Collects documents from a curated list of URLs to index and search querys on. Each URL pertains to a specific topic and by training a machine learning algorithm on the collected documents the program can predict the topic of a given URL.
Before starting, you need to have Git and Python installed.
# Clone the Repository
$ git clone https://github.com/mr-rjh3/python-search-engine
# Access the project directory
$ cd python-search-engine
# Install the requirements
$ pip install -r requirements.txt
# Run searchengine.py
$ python ./searchengine.py
Once started the program will offer 6 options:
Select an option:
1 - Collect new documents.
2 - Index documents.
3 - Search for a query.
4 - Train ML classifier.
5 - Predict a link.
6 - Quit.
Enter your choice:
- Collect new documents will scrape the URLs listed in 'sources.txt' and store the text content of that page with stopwords removed in it's given topic directory. It will continue this for all outgoing links on the page that stay in it's root domain to a maximum depth of 2.
- Index documents will create an inverted index of the collected documents from the previous option.
- Search for a query will take in a query as input and search for the documents with the greatest cosine similarity using the inverted index.

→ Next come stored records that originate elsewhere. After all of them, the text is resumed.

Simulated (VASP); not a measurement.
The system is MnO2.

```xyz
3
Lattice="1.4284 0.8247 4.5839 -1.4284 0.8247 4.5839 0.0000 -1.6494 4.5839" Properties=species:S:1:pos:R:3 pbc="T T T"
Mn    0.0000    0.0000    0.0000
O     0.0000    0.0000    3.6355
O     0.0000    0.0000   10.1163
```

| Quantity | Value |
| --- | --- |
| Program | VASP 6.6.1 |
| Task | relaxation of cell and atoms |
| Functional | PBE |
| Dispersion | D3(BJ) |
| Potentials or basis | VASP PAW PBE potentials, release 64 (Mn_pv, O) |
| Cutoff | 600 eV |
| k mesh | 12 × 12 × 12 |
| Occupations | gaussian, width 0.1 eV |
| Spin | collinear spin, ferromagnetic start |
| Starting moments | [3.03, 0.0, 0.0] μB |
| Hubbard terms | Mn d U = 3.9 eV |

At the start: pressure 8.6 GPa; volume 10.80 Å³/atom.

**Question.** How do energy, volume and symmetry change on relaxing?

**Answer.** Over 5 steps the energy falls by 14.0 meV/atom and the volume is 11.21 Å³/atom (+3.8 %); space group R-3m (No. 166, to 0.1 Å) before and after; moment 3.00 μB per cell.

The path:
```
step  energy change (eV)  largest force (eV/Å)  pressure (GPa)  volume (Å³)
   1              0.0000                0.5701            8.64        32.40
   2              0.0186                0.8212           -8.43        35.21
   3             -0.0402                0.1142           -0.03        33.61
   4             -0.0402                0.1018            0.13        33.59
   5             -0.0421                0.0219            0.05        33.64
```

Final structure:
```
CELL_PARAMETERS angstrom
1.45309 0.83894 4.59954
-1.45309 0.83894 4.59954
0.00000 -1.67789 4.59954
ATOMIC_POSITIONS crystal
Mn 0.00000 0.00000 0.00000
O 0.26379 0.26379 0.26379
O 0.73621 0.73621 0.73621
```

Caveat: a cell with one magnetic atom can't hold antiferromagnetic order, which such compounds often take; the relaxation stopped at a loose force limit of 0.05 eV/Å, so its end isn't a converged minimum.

- Train ML classifier will train an SVM machine learning classifier on the gathered documents using their topics as the label. The scores and confusion matrix will be shown to the user once training is complete.
- Predict a link will take in a URL as user input and using the classifier trained in the previous option, predict the topic of the given link along with the confidence of the prediction.
- Quit will simply exit the program.
This project is under license from MIT. For more details, see the LICENSE file.